Now, on the ninth day, when we had still not seen a rhino—or even a fresh rhino print—we took a layover day in the heart of Palmwag, where SRT runs commercial rhino-tracking expeditions. We loaded into Land Rovers and went driving. Five hours later we’d still not found a new track. It was getting hot. One of the vehicles got its third flat tire and would have to return to Palmwag Lodge for spares. We were becoming skeptical and frustrated. "I could be taking photos of naked girls in Cape Town right now," muttered the photographer. But then, as we sipped our tea in the shade, Dansiekie found a print.

We set out on foot after lunch, up a wide sandy wash. The wind blew in our faces—a good thing. Rhinos are nearly blind, but with acute senses of smell and hearing, they can detect intruders upwind and are then more inclined to charge first and ask questions later. Unlike its cousin, the white rhino, which congregates in groups and makes for easier viewing in Africa’s many game parks, the black rhino does not mix with other animals. (Both species are actually the same color: gray. "White rhino" is a misnomer from the Afrikaans word for "wide," which, once mistranslated by the British, led to the other species being called "black." Actually, the main physical difference is that the white rhino has a wide lower lip, useful for grazing grasses, while the black has a thin angular lip, better for browsing from tree limbs.)

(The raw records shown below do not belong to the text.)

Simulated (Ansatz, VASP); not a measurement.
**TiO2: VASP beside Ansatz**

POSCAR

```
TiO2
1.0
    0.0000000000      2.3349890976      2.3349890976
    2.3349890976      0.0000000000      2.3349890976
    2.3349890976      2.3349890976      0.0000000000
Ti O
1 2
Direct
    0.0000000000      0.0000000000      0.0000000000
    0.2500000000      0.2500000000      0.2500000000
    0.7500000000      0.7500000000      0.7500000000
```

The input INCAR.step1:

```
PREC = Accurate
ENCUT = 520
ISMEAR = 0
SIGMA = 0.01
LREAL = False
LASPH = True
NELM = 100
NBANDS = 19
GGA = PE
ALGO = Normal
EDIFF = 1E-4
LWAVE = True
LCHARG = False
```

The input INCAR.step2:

We hurried a half hour through the desert. I was at a near run keeping up with Mannetjie, Dansiekie, and another camel team tracker, Gottlieb Tjitana, as they crisscrossed a riverbed, losing the track then finding it again. Suddenly Mannetjie ducked into a crouch and violently waved us behind the spiky limbs of a euphorbia bush.

There it was! Tucked into the shade of another euphorbia, 300 feet in front of us, were the massive haunches of a black rhino, asleep standing up, perfectly still. Mannetjie’s face broke into a grin, a glimmer of silver in his teeth.